DCC has been participating for many years in the annual Canadian Military Engineers’ hockey competitions, which are held across the country. For the first time, a team of DCC Atlantic staff (from Halifax and Gagetown) took part in the Atlantic Region tournament, making it all the way to the finals, but losing out to the CFB Gagetown team.
Jim Burke, Coordinator, Professional Services Contracts, in Halifax, was the driving force behind the DCC team. In his view, participating in the Beaver Cup is great for team-building among DCC staff, and a chance for newer DCC employees to get to know on a social basis the folks from DND with whom they will work. He reports that it was such a success in that regard that he already has a full roster for next year’s tournament, which will be held in Halifax.
The DCC team that participated in the 2010 Atlantic Beaver Cup. Back row, from left: Darrell Stewart, Roy Hickey, Donnie Gordon, Michel Picard, Scott Nason and Chuck Jones.
Front row, from left: Kelly Marchand, Tyler Hooper, Craig Mercer, Jim Burke and Mike MacIsaac.
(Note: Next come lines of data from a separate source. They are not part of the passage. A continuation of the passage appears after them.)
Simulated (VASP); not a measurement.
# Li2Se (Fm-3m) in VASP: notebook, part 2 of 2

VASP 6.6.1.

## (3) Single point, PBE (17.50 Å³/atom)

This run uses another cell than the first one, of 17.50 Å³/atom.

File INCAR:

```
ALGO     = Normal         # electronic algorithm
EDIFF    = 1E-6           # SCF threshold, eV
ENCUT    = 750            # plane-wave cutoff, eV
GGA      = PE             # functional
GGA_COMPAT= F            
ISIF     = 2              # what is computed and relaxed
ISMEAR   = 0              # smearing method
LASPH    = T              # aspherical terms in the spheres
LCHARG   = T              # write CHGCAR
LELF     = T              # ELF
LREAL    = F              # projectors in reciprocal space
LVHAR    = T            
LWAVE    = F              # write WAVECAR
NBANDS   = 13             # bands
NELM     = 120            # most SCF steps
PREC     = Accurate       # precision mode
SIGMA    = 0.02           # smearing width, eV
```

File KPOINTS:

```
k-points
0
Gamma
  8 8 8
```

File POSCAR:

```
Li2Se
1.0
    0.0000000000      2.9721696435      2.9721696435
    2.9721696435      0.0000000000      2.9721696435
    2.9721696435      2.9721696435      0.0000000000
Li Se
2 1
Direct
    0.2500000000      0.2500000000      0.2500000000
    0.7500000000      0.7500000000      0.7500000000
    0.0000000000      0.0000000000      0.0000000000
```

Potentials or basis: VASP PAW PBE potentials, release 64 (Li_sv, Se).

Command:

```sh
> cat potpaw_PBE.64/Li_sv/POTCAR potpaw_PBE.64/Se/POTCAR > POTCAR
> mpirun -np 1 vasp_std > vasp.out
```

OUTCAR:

The official DCC jerseys, purchased in 2005 at the urging of Rick Gudz, Manager, Operations, in Esquimalt, made the trip from west to east coast for the Atlantic event. Gudz, who has played on Beaver Cup teams for more than 20 years, concurs about the benefits of the tournament and notes the morale-boosting effect of the jerseys. “We’re all very proud to wear them.”
The Beaver Cup began at CFB Borden in the 1970s as an event to bolster esprit de corps among the Canadian Military Engineers branch and is timed to coincide with the group’s anniversary celebrations each spring. A Quebec Beaver Cup soon followed. There are also tournaments on the Prairies and in the Ottawa area.
The first west coast tournament was held in the mid-1980s. Gudz recalls that a DCC team participated in 1999 in response to a challenge from a military colleague, on the occasion of the 100th anniversary of the military’s engineering group. The team from DCC won the tournament that year, and several subsequent years. Gudz expects that another all-DCC team will enter next year’s tournament, after a break this year.